Column: Incentivize talent with lower taxes
Another tax day has come and gone. This week, workers were reminded again just how expensive government can be.
Don’t look now, fair taxpayer, but just this month one of the state’s leading candidates for governor unveiled what she called a “fix the damn roads” plan calling for a staggering $20 billion – with a “b” – in additional taxes (she called them “user fees,” which is a polite way of saying everyday folks will pay the tab) and spending.
Of course, if big government candidates are willing to threaten $20 billion tax hikes in an election year, you can only imagine how much they’re really going to charge you and your family if they’re elected.
Taxpayers are rightly fed up with bigger government budgets, bigger government debt and bigger tax bills, with less and less to show for their investment. Instead of recklessly slashing Michigan workers’ paychecks, candidates should embrace a different approach – let’s call it the “Michigan workers already pay enough damn taxes” plan.
It’s time to get serious about meaningful tax relief. Not only is it the fair thing for working families, it’s just the ticket to attract talent and grow Michigan’s economy.
Under former Gov. Jennifer Granholm, Michiganians saw their income taxes skyrocket. Jobs disappeared almost overnight, and so did residents. Michigan was the only state in the nation to lose population during Granholm’s eight years in office. That is, in no small part, because when Lansing disincentivizes work, they’re going to get fewer workers.
Now the state is scrambling for talent to fill exciting, good paying jobs.
Michigan workers deserve a break on the state’s 4.25 percent state income tax. Lansing has promised it for years, and the Snyder-Calley administration has just flat failed to deliver. The next governor should.
In the last decade, the state government’s budget has jumped by more than $14 billion, and the rate of that growth has outpaced the rate of income growth. For fiscal year 2006-07, state government’s budget came in at $41.9 billion. By 2017, that budget had grown to more than $56.5 billion.
Government is doing just fine. Its bank accounts have never been fatter. And critics who decry personal income tax relief because of its impact on state and local budgets are almost always the same to embrace billion dollar tax giveaways for the dubious promise of a few jobs down the line.

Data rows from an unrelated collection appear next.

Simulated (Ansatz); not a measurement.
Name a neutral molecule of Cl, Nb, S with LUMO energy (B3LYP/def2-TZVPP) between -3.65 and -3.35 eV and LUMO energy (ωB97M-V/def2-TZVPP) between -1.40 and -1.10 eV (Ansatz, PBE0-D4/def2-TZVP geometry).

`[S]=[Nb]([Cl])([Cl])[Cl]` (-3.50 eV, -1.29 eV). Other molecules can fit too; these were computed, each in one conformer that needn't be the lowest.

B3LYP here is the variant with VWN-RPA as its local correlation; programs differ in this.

State government wants a “Marshall Plan” for talent? Work to attract talent the way they’ve worked – Republicans and Democrats, from Snyder to Granholm – to attract the businesses who hire talented workers. Offer workers a better tax climate.
Taxes are a gross disincentive for whatever it is they tax. They make it more expensive to buy property, to purchase supplies and equipment, and even to hold a job. Similarly, lower taxes incentivize growth.
When Michigan wanted to lure FoxConn to the state, Lansing offered them $2.3 billion in cash and tax break incentives. When Detroit wanted to lure Amazon, city planners and the state offered to essentially exempt the company from paying taxes for the next 30 years, including real estate, personal property, and city income taxes.
Want to get serious about attracting talent? Want to create a talent pipeline from one corner of the state to the next? Want to grow the state’s budget by injecting it with thousands of new taxpayers, so we can finally “fix the damn roads?”
Then let’s not blow workers away with $20 billion in new taxes. Let’s tell all those families we want to attract we’re willing to let them keep more of their own money.
Greg McNeilly is chairman of the Michigan Freedom Fund.